In the modern world, it's rare to have the data in the same shape and platform from the beginning till the end of its journey. Yes, some technologies can achieve quite a good range of functionalities but sometimes at the expense of precision, developer experience or performance. Therefore, to achieve better or faster results, people might select a new tool for a precise task and start an implementation and integration process to move the data around.
This blog post focuses on highlighting the pros and cons of a "one shoe fits all approach" where one platform is used for all the use cases vs the "best tool for the job" where various tools and integrations are used to fulfill the requirements.
To discuss data evolution, it's necessary to define its origin. Most of the time the data is originated by some sort of application facing an internal or external audience and storing the transactions in a backend datastore. It's common for the backend to be a database (relational or not) that can immediately store and validate the data, or a streaming service (like Apache Kafka) that can forward the transaction to the relevant parties.
No matter which solution is chosen, at this point of the data journey the backend datastore must provide excellent performances in both the ability to write and read a single transaction, since the application will mainly work at single click/purchase/order level.
But, as for the intro, data rarely stays in place. On top of the transactional needs, new data stakeholders appear in the company: people in charge of the inventory are not interested in the single order movement but more in the overall daily trends; executives need to have a vision week by week of defined KPIs; selling agents want a immediate "maybe you should offer this" kinda functionality when talking to prospects.
All the above needs are very different from the original "transactional" task and require data storage techniques, functionalities, and APIs that need to be adapted and customized for the single functionality and use-case to perform best.
Yes there are tools that can perform a wide range of functions, but is it always suggested to stick with them?
I've been in the Data & Analytics space for 15 years, and for 10 of them I've been building centralized BI systems to provide a "unique source of truth" to companies.

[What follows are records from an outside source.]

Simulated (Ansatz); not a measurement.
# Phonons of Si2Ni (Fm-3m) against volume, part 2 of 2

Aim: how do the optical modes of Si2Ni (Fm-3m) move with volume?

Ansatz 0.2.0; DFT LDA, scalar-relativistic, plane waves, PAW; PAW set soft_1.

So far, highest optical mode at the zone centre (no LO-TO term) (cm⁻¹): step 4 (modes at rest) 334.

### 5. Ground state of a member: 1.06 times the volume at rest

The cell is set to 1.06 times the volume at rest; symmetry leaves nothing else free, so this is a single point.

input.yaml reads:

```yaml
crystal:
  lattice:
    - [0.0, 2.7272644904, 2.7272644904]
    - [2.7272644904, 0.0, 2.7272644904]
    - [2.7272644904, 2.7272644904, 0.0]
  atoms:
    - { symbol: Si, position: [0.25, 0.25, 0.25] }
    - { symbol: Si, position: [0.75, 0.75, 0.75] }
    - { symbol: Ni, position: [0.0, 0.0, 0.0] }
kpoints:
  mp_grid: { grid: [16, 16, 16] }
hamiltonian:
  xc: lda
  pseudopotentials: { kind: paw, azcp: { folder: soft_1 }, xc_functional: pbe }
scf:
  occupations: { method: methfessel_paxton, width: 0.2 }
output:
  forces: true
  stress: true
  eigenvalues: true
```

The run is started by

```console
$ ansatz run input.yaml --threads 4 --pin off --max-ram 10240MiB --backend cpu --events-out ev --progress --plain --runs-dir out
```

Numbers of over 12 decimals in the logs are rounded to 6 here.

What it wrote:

For the same amount of years I've been trying to battle against the "download to excel" practice: whenever a certain functionality/option/calculation wasn't available in the tool of choice, people were downloading the entire dataset and recreating the analytical process in Excel. This, on top of the security chills, was causing a plethora of different ways to calculate the same KPI, therefore defeating the "unique source of truth" mission.
How to avoid that? By having frequent feedback loops about desired functionalities or outcomes and trying to build them into the main product. But, sometimes, the centralized BI efforts were not fast, accurate, or flexible enough for the end user, therefore the leakage of data was continuing.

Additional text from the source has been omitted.